By Cai Ordinario, October 21 2019; Business Mirror
Image Credit to Business Mirror
Slapping safeguard duty on imported rice would increase the price of the staple and accelerate inflation, a senior official of the National Economic and Development Authority (Neda) said over the weekend.
Neda Undersecretary for Policy and Planning Rosemarie G. Edillon told the BusinessMirror that inflation would rise by 20 basis points if traders will have to pay safeguard duty. This means that if inflation is at 1 percent, the additional tariff will hike the rate to 1.2 percent.
However, Edillon said this is just a “conservative” estimate and that the impact of the safeguard duty on inflation will depend on the time frame of its implementation and how the country’s trade partners will view the development.
Under the rules of the World Trade Organization and Republic Act (RA) 8800, general safeguard duties may be temporarily imposed on rice imports, on top of regular tariffs, if there is evidence of a surge in rice imports and this surge has resulted in, or threatens to cause, serious injury to the rice farmers, according to the Federation of Free Farmers.
“Hopefully, if the measure is put in place, it will be very temporary, just to account for the transition,” she said.
“While the measure may cause a slight uptick in inflation, the perception of ‘policy walk back’ can compound the inflationary effect [which] may even linger,” she added.

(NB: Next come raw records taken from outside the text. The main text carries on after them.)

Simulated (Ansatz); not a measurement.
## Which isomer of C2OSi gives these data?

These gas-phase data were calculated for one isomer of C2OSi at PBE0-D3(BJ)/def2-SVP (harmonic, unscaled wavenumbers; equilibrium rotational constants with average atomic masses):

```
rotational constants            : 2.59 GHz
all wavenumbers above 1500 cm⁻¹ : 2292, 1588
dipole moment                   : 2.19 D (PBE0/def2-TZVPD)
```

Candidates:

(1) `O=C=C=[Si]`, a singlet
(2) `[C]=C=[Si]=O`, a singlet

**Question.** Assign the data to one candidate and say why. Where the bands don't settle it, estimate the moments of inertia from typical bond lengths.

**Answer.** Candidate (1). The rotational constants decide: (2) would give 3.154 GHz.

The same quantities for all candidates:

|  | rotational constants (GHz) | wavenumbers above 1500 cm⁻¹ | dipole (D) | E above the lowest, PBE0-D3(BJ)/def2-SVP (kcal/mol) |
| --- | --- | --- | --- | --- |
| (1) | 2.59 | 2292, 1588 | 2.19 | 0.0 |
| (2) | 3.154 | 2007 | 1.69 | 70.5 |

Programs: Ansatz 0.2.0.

Edillon warned that the policy walk back could result in second-round effects and create a perception of policy uncertainty.
Prior to the implementation of RA 11203, the Neda said domestic rice prices have been persistently increasing over the years, pushing inflation up and ultimately hurting the poor the most, including many farmers who have to buy rice.
Nonetheless, she said the Neda recognizes the need to help rice planters. However, instead of imposing safeguard duty, the Neda prefers the full implementation of the Rice Competitiveness Enhancement Fund (RCEF).
The set up of the RCEF is mandated by RA 11203, or the rice trade liberalization law, which converted the quantitative restriction on rice into tariffs. The law, which took effect on March 5, also made it easier for traders to import the staple.
Socioeconomic Planning Secretary Ernesto M. Pernia said the RCEF will fund the distribution of tools and equipment to farmers and for programs that will allow them to access cheap credit and hike their productivity.
Pernia said RCEF is one of the safeguard mechanisms to protect rice farmers from any possible adverse effects of the removal of the QR on rice.